District 86 students put science knowledge on display
Sriranjini Muthukrishnan of Willowbrook looks at the results of her son Naveen Balaji's research project during the Science Inquiry Research Symposium Thursday at Hinsdale South High School. | Steve Johnston~for Sun-Times Media
Updated: October 1, 2012 1:31AM
DARIEN — After seven weeks of gathering information, researching and forming conclusions, District 86 summer school students learned another important piece of the scientific method; presenting their findings.
In front of parents, school staff and their professional mentors, the 27 students who signed up for the district’s Science Inquiry Research course showcased their completed projects Thursday inside the Hinsdale South High School library.
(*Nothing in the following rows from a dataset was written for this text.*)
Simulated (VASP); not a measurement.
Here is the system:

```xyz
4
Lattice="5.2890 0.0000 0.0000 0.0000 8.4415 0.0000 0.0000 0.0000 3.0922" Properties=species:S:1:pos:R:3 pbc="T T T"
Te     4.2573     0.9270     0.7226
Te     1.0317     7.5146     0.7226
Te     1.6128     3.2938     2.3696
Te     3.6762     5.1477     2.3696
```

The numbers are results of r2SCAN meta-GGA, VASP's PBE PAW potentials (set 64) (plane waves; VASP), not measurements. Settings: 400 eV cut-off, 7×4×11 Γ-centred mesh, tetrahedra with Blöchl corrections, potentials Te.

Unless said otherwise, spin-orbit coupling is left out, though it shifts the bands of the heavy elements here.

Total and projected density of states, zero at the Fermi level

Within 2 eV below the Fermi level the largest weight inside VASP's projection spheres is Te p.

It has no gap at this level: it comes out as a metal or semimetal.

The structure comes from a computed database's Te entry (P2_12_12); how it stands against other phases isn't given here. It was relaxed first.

Hinsdale Central junior Rahul Ramani, in his second year in the SIR course, partnered with mentors Nina Grude and Jerry Krishnan of the University of Illinois at Chicago. Ramani was curious to know if written or video instructions were better for teaching proper inhaler technique.
Ramani created a video of himself showing the correct way to use an inhaler and wrote instructions to present to 32 random test subjects.
“I did think the video would be better but (Krishnan) thought otherwise because there was no audio to the video,” Ramani said. “(The study) takes a lot of time. In actual science, you learn all the processes, how to start, work through it and time management.”
Krishnan said the information from Ramani’s study, which proved video to be more effective, has given him clues on how to study the problem further and on a much larger scale.
“We found most people have a hard time reading the instructions,” Krishnan said. “We want to be able to give them the tools to self-manage.”
Outside the library, first-year SIR students presented their individual projects, with most of them already looking forward to taking the course again next summer.
Hinsdale Central junior Orian Shkrobut was curious to study Amos Emerson Dolbear’s belief that temperature influences the rate of chirping in common crickets.
Shkrobut collected his own crickets and measured their rate of chirping based on increases and decreases in temperature, finding no real relationship between the two.
“After the first few days, I realized no one was looking over my shoulder and telling me what to do,” Shkrobut said. “I figured out how to organize my work and time properly.”
Elizaveta Mangutov, a sophomore at Hinsdale Central, wanted to find any relation between temperature, humidity and salt to corrosion. Mangutov enjoyed the freedom the course offered as well as the help of the upperclassmen.
“It could be stressful, but as long as we spread out our time right, we were okay,” Mangutov said. “In the room, we had a lot of different age groups, so we could depend on the older students for help.”
Instructors Mark Wollschlaeger and Peter Pintz believe this is where science instruction is headed and preferred to “get out of the way,” to let the students learn on their own.
“We want to get students to do science rather than just sit back and see what another scientist does,” Wollschlaeger said.